#!/usr/bin/env python
# coding: utf-8
#
#
# # Pandas 101 - Series & DataFrames
#
# Get to know the basic operations on series and dataframes.
#
# For more details check the [User Guide](https://pandas.pydata.org/docs/user_guide/index.html) or the [API reference](https://pandas.pydata.org/docs/reference/index.html) from https://pandas.pydata.org
#
#
# In[ ]:
import pandas as pd
# ***
# # Series
#
#
# ### Creation
#
# A `Series` object can be created by `pd.Series()` with a list of values as parameter. You can get the values by the `values` attribute of the `Series`, and the index values by the `index.values` attribute. An index can be a number o a string and it can be passed by the named parameter `index` of the `pd.Series()` method.
# In[ ]:
series1 = pd.Series([1,2,3,4])
print("series1 values: " + str(series1.values))

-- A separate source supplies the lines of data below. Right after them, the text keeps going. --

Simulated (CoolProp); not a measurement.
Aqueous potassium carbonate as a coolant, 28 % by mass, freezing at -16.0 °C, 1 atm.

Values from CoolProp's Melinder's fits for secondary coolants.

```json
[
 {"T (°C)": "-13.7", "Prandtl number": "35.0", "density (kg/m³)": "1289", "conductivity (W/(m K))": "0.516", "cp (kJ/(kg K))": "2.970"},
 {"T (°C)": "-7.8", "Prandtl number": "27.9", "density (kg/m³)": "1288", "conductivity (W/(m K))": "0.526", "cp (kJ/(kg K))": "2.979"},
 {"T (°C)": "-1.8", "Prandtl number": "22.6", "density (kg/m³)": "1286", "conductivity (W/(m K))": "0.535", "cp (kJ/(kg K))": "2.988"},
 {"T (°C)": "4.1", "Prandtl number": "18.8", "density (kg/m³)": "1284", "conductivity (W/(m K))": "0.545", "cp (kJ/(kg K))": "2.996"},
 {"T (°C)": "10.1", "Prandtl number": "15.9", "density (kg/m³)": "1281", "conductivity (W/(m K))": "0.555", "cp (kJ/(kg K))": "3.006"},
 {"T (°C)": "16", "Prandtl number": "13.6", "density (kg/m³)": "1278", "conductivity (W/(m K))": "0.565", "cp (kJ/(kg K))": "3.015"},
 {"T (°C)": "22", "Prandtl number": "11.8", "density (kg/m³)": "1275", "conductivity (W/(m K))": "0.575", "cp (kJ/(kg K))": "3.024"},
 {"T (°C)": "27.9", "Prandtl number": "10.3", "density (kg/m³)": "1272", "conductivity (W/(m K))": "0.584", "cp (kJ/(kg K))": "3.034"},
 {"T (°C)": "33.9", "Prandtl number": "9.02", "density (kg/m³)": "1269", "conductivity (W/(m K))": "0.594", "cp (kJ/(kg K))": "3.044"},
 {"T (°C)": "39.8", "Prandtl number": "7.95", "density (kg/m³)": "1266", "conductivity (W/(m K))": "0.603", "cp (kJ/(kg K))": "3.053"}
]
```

print("series1 indexes: " + str(series1.index.values))
series2 = pd.Series([1,2,3,4], index = ['a', 'b', 'c', 'd'])
print("series2 values: " + str(series2.values))
print("series2 indexes: " + str(series2.index.values))
# ***
#
#
# Exercise: Create a Series
#
# Create a series of values with the five largest countries on earth with the name of the country as index
#
#
#
#
# | Country | Size ($km^2$) |
# | --------------- | ------------ |
# | Russia | 17,098,246 |
# | Canada | 9,984,670 |
# | China | 9,596,961 |
# | United States | 9,525,067 |
# | Brazil | 8,515,767 |
#
#
# ***
#
#
# In[ ]:
# ### Selecting and Filtering Entries
#
# Single entries of a `Series` can be selected by the index or the index number.
#
# A filter can be used to select elements of the `Series` that match a given criteria. The result of the filtered `Series` are `Series` again.
# In[ ]:
# In[ ]:
byIndex = series2['c']
print("selecting by index: "+ str(byIndex))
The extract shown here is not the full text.